The 70-year-old former army Major was Head of Coach Development at Shakespeare’s Swords – the renowned fencing club he established at Stratford’s King Edward VI School (KES) more than 30 years ago.
Credited for introducing fencing to thousands of youngsters over four decades of coaching, he was regarded as one of the leading lights in modern fencing.
David lived in the Littletons near Evesham and leaves a widow Marguerite, three children – Philippa, Susy and Peter (himself an accomplished national and international fencer) – and five grandchildren.
David coached dozens to national and international glory – including local double Olympian Louise Bond-Williams. He was a trailblazer for women in sport and modern day coaching methods – not bad for someone who did not really “do sport”!
David was born in Westminster in 1950 to actor Max Kirby and wife Aurea. He joined the Royal Green Jackets from school as a Private and managed to get into Sandhurst at the second attempt in 1970.
He became an officer in the Royal Engineers and postings across the UK and Europe followed, including tours in Germany and Northern Ireland.
It was whilst commanding a company at the Army Apprentices College in Chepstow in 1984 that he was charged with heading up the fencing club, as well as the College band, which he conducted whilst playing the flute!

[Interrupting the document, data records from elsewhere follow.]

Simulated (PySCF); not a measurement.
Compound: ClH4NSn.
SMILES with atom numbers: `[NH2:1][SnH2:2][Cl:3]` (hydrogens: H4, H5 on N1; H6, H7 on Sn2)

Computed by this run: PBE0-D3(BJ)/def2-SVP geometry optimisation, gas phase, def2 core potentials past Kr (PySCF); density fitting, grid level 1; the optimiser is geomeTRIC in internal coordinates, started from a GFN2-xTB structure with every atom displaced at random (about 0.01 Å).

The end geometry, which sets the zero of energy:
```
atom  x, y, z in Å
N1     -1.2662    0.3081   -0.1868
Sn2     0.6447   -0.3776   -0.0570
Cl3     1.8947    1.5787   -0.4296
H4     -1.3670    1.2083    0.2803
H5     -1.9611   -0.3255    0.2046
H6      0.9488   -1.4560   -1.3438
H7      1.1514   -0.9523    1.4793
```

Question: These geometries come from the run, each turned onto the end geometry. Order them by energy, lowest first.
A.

It was this experience that led him to offer his services to KES during his final army posting to Long Marston in 1987. The KES boys did not know what had hit them with the arrival of this charismatic army Major.
Old Edwardian Adrian Bedford said: “The first thing he did was introduce the basic army warm-up. By the end of a term I’m not sure we were any good at fencing, but we were very fit!
“He taught us to climb ropes without using our legs or feet whilst regaling us with stories of how many mortar bombs you could put into the air at the same time. This last tale increased in number with each telling.”
His efforts started to pay off and the club has been at the forefront of sabre fencing in this country ever since – often making up the majority (and sometimes all) of the British sabre teams at all levels – fostering a clutch of national and international champions.
Ironically, for a club based at what was then an all-boys school, David was at the forefront of the development of women’s sport.
He trained female athletes in the art of sabre before it was even a proper recognised sport for women so, when it finally materialised, he had a host of world quality fencers ready to go.
Bond-Williams was among them and in 1998 she won bronze at a pilot world championships. She went on to represent Great Britain at the 2004 Athens Olympics and then again at London 2012.
She said: “He nurtured a real team spirit. He encouraged training camps with everyone involved and worked hard at getting competing clubs to work together.
“He was a positive influence for everyone on the team, regardless of which club they came from, or whether he was their individual coach or not.”
David held a number of other top fencing positions over the years, including at Eton, Birmingham University, Filton College and Sydney. Latterly, he focused on training the next generation of coaches including running courses in Stratford which attracted people from across the globe and across sports.
In 2013 he taught Shakespearean actor Jonathan Slinger to fence for his memorable portrayal of Hamlet at the RST in Stratford.
Chris Buxton, Head Coach at Shakespeare’s Swords, said: “What David contributed to the world of UK fencing over the years is simply unprecedented. This, along with the direct positive impact he had on thousands of young lives, will be his legacy.”
David’s funeral takes place on Wednesday, February 17, with a memorial service to follow at a later date.